The issue of the school's relocation has been lingering for a year, but plans for a move came to a sudden halt after the overseeing body at the school became the focus of a corruption investigation last August.

The school declared Sunday that the Independent Commission Against Corruption had cleared the school's sponsoring agency, the Christian Zheng Sheng Association, of any suspicion of malpractice or corrupt activities.

Speaking during a radio show Monday, school supervisor Jacob Lam Hay-sing questioned the government's requirement for further information on operational plans and operating accounts.

As a licensed private school cum drug rehabilitation service center, Christian Zheng Sheng College has filed all this information, he said. The only exception has been the delay of 2008 and 2009 account reports, stemming from the organization's decision to split the accounts of the Christian Zheng Sheng College and the Christian Zheng Sheng Association.

Since the school was established in 1985 to help reform young drug offenders - without government funding - the school administration is now more than happy to talk to government officials to provide more information, Lam said. However, throughout the whole saga of the school's application to relocate and the ICAC probe, the government never requested a meeting, he said.

The school, located in small and aged quarters on Chi Ma Wan Peninsula, Lantau Island, wants to reactivate its plan to move to Mui Wo.

In response, a government spokesman Monday said while the government supports the relocation plan in principle, more information is needed before the next step can be taken.

Appearing on a separate radio show Monday, Christian Zheng Sheng College principal Alman Chan Siu-cheuk also said the government has been too vague in its request for better accountability. "There's room for better governance and transparency for any organization," he said.
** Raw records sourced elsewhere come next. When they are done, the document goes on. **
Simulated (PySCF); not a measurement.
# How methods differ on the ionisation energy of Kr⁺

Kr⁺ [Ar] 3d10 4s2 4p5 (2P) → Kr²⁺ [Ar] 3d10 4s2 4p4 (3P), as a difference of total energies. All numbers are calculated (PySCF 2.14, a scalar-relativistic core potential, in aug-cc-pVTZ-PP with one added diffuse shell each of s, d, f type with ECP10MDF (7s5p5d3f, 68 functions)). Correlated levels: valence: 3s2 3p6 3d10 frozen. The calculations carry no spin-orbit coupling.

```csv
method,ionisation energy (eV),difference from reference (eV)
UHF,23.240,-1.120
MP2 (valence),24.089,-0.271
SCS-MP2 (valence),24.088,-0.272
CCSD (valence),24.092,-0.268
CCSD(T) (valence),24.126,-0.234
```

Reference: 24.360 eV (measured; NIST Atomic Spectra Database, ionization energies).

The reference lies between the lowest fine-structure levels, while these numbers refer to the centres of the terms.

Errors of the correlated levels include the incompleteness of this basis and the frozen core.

But the need for the school's relocation is pressing. Not only is the school overcrowded but also the buildings are unstable owing to severe soil erosion of the slope where they are situated. Christian Zheng Sheng also needs space because the New Senior Secondary Academic Structure will extend secondary schools by one year. Without expansion, some Secondary Five students would have nowhere to go, Chan said.

Daniel Shek Tan-lei, Chairman of the Action Committee Against Narcotics, said on the radio show that Hong Kong needs more drug rehabilitation schools to tackle increasingly prevalent drug abuse among teenagers.

Schools with residential accommodation capable of nurturing social development would provide a new environment conducive to ending the habit, Shek explained.

The school differs from normal drug rehabilitation centers because teenagers identify themselves as students, rather than as substance abusers, and their early return to society is most helpful, he added.

Despite his wish for a timely solution, Shek said he didn't expect the relocation to happen before the upcoming academic year starts in September.

The opposition of the Mui Wo residents still hasn't been completely resolved, he said.

On a more positive note, Chan said that the relations between the school and Mui Wo residents have improved.

"The Mui Wo parents are really concerned with their children's educational needs. But they have now come to see the needs of Christian Zheng Sheng students and realize these are two separate issues," he said.

The school submitted an application to the government in 2007 to move to the vacated premises of the New Territories Heung Yee Kuk Southern District Secondary School site in Mui Wo. The school was closed and empty because of a lack of local students. But the plan to move a drug rehabilitation center to the vacant building met vigorous opposition from Mui Wo residents, who suspected the Christian Zheng Sheng students could be disruptive to their community. They also had demanded that the facility be used for their own children.